In recent months the debate surrounding the use of ad blocking software by internet users has become a major point of debate online. In just the last few weeks and with the release of Apple’s iOS 9 with its support for mobile ad blocking apps, the debate has flared again.

    Some voices claim that ad blocking is a boon for internet users and content consumers and damn the content producers who rely on intrusive advertising to pay their bills.

    Others argue that users who block advertising on the sites they frequent are engaging in unethical action, consuming content without paying for that content to be produced and published.

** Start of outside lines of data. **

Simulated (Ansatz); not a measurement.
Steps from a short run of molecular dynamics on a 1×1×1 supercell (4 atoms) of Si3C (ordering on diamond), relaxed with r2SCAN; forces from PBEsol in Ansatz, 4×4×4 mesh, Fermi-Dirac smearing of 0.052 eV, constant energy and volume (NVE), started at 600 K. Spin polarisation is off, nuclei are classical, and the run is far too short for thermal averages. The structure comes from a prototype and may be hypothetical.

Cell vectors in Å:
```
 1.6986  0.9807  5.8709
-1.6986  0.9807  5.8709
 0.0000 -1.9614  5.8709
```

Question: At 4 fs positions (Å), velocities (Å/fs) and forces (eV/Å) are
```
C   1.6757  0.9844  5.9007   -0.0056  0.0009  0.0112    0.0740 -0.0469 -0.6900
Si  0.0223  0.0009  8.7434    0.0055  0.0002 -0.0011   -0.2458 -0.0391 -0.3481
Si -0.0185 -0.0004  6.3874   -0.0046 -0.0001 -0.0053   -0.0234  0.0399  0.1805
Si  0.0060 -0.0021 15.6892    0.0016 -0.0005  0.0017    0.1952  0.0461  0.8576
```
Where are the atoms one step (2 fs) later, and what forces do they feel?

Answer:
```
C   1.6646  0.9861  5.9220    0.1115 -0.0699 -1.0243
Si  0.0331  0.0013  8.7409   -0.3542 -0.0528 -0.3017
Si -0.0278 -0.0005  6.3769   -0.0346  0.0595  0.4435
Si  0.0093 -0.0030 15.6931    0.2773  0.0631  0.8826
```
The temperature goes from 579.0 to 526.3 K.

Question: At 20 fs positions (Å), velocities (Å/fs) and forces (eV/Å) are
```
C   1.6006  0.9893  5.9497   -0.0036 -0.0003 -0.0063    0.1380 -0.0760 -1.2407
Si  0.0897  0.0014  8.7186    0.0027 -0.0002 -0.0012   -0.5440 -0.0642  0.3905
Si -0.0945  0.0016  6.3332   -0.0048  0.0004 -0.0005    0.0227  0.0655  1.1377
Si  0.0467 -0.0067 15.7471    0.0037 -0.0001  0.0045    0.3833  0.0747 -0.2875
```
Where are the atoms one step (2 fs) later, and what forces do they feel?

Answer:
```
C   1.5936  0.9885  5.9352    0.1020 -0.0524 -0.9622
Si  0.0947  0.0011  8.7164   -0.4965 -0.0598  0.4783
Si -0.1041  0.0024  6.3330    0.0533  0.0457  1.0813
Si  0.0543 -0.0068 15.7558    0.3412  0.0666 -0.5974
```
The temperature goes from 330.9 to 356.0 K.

    What is clear is that as more internet users choose to block advertising on their desktop and mobile devices the business model that relies on display advertising to provide revenues is dying. It may not disappear this week or even this year, but it will disappear, and relatively soon.

    And when it does, content producers and content consumers will need to face a new reality.

    In a world where there are no display ads to be clicked or even generated, how will content creators and content publishers support their efforts?

    And concurrently, in a world where publishers and providers cannot rely on display advertising to support their content creation efforts, will content consumers be able to find the depth and breadth of content they expect?

    This post doesn’t set out to answer these questions, though they are important.

    Instead, it takes a closer look at the potential effect of ad blocking software on the world of digital marketing. The question it seeks to answer is this: how will ad blocking technology will affect digital marketing?

    And the argument we’ll make is quite simple: digital marketers and the brands they represent have a chance to win – and win big – if the trend towards ad blocking continues.

    Here’s why.

    What Does Ad Blocking Software Do?

    Let’s start by defining exactly what ad blocking software is, and what it does for those who install it.

    Here’s Wikipedia:

    Ad blocking…is removing or altering advertising content in a webpage. Advertising can exist in a variety of forms including pictures, animations, embedded audio and video, text, or pop-up windows and can employ autoplay of audio and video.

    When a user installs an ad blocker their online experience generally improves. Absent the pop up ads, autoplaying videos, screaming audio, and intrusive display banners, the web reverts to a place where the content is front and center.

    No distractions, no interruptions – just content.

    And for the user, that’s a good thing.

    Old and Busted: Display Advertising

    For the content publishers, on the other hand, the user who visits their site while employing ad blocking software is a net cost to their business. Typically, a publisher can rely on advertising to provide some return on their investment in content. A single user might only return a few cents, or even a fraction of a cent, for each display advertisement that is generated. However, as the wave of visitors grows, the revenue grows, too.

    Unless the users have an ad blocker installed, in which case the revenue generated by the user is zero.

    And assuming the content cost the publisher something to produce, publish, and maintain, the net result is a loss.

    So what is a publisher to do?

    New Hotness: Content Marketing

    Publishers and content creators need to attract eyeballs, and then convince the users attached to those eyeballs to pay for the content they consume.

    In a world where display advertising is blocked and, let us assume, doesn’t return any significant revenue for publishers, there is only one way to attract those eyeballs.

    Create better content.

    And what is better content?

    It’s content that targets a defined niche. It’s content that is useful for readers and viewers. It’s content that entertains and informs. It’s content that converts readers into buyers or, for sites that do not expressly sell a product or service outside of content, supporters, donators or contributors.

    In other words, the solution to the problem of ad blocking software for content publishers is not a technological work-around, but rather a reassessment of the business model and a commitment to content marketing.

    Nothing to Fear from Ad Blocking

    For content creators, then, there is nothing to fear from ad blocking software – or at least there shouldn’t be if there is a strong content strategy underlying their online marketing strategy.

    Good content gets shared.

    Useful content is read, saved, and passed on.

    Publishers and content creators who produce this content will earn both traffic and support from internet users, and the fact that they will generate revenue from something other than display advertising will not worry them.